Anti-renewable energy people often claim that it takes a lot of energy to make wind turbines so they aren't as clean as they seem. Let's look at the facts.
The first thing to remember is that there's no such thing as a free lunch; building anything requires an upfront investment. Coal and natural gas power plants take a lot of energy to build too, and on top of that initial energy deficit, it also takes a lot of energy to mine coal or frack for natural gas, and then transport it in trains or pipelines, etc. With renewables, the wind and the sun are free, so after the production and installation, you're pretty much done for decades.

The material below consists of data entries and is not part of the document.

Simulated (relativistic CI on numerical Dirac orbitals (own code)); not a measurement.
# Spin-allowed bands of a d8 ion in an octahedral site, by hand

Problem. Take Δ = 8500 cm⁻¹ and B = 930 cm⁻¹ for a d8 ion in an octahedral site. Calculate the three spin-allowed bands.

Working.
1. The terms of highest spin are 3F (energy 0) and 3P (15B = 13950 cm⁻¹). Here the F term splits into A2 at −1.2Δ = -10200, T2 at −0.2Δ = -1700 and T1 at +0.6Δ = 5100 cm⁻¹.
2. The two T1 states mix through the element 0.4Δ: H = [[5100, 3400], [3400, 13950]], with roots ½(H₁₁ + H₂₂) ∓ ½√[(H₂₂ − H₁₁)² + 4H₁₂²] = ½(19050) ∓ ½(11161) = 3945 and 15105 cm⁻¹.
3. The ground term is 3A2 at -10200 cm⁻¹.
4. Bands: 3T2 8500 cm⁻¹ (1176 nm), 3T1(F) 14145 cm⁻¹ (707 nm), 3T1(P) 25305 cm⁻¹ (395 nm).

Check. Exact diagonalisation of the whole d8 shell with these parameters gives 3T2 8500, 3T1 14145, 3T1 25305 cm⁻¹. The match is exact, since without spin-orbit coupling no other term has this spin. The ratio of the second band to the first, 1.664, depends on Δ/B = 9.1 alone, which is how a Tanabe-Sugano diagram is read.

A new study published in the International Journal of Sustainable Manufacturing looks at the cumulative energy payback of 2-megawatt wind turbines that are used in the Pacific Northwest, precisely calculating the lifecycle energy required for manufacturing, installation, maintenance, and turbine end-of-life processing, and looking at how that stacks up against energy production over the life of the turbines (a working life of 20 years or more is not unusual).
The payback for the associated energy use is within about 5-8 months, and even in the worst case scenario, lifetime energy requirements for each turbine only takes 1 year of operation. So for the next 19 years, each turbine will, in effect, power over 500 households without consuming electricity generated using conventional energy sources, and if the turbines end up operating for over 20 years, that's just a bonus.